The band lineup Lindsey Buckingham couldn’t stand: “A little generic”

It was never easy to work around someone like Lindsey Buckingham, even if you weren’t dating him in Fleetwood Mac. 

He was one of the best guitarists to ever live around that time, but even if he had the perfect idea for what a song needed every time he played, there were more than a few times when he could crack the whip and be one of the more insufferable production geniuses of his generation. He wasn’t above making some sessions feel like hell, but that didn’t mean that the results didn’t speak for themselves.

But it’s not like Buckingham was an absolute asshole to everyone he worked with or anything. He had tunnel vision for what he wanted most of the time, and even if he felt that some of the band’s songs didn’t work as well as they could have, he was going to go the extra mile to make sure that everything sounded perfect, even if that meant nearly strangling one of his engineers in a fit of rage.

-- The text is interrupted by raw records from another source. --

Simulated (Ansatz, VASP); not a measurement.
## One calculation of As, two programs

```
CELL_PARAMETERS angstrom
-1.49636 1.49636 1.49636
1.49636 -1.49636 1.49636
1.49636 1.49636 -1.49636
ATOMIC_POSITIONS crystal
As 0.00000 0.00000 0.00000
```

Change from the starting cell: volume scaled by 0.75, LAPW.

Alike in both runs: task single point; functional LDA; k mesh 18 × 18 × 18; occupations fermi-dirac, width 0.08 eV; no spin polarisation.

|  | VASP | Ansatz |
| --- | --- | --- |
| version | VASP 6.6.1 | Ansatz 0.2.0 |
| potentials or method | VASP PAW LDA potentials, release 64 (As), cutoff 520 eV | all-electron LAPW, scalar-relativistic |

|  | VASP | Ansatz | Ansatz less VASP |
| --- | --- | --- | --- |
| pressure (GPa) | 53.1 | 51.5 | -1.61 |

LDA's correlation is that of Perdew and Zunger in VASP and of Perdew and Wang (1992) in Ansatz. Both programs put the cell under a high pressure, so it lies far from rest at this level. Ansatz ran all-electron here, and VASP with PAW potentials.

That was all well and good when the band were on top of the world, but after one too many times where he had to sit on his hands in between sessions, he wasn’t going to keep waiting around for the band. Stevie Nicks clearly had her own agenda with her solo career, and no one could really blame her for wanting to share her songs with the world, but Buckingham felt that the root of all the problems became prevalent on Tango in the Night.

He wasn’t having fun anymore every time he played, and after the fights between him and Nicks turned physical, he wasn’t going to roll over and play an entire tour with his bandmates all over again. The goodwill in the band was snuffed out that day, and while Billy Burnette and Rick Vito were acceptable substitutions for Buckingham when they went on tour with the band, they were always understood to be replacements more than actual band members half the time.

Behind the Mask was a fairly decent slice of country rock, but when you’re judging their performances next to the greatest pop music the 1970s ever spat out, there was no way that they were going to compete. And even when promoting The Dance, Buckingham admitted that he wasn’t all that thrilled by what he heard when he heard what his old band was cooking up without him.

He was content to work on his own music, but those later lineups held no interest to him, saying, “All I can say is I felt that when I left it got a little more generic, not that the shows weren’t great and the album wasn’t good. But later, it was just something I wasn’t happy to see Mick and John doing – or having to do, if you want to look at it that way. It started to feel like the Platters franchise.”

And once Nicks left the fold, that especially seemed true of Time. Mick Fleetwood had that natural superpower to make every one of the band’s lineups feel like a whole new chapter of their careers, but since it resulted in one of the most faceless records that they ever made, it made sense why they didn’t eventually resurface again until Buckingham had a few songs up his sleeve for Say You Will.

Buckingham never claimed to rule the group with an iron fist or anything, but when you look at the kinds of choices that he was making at the time, it was clear that the band had lost more than another guitarist. They had lost a genius on the same level as Peter Green was before, and there was no sense in them trying to chase after the kind of highs that they had with him in the band.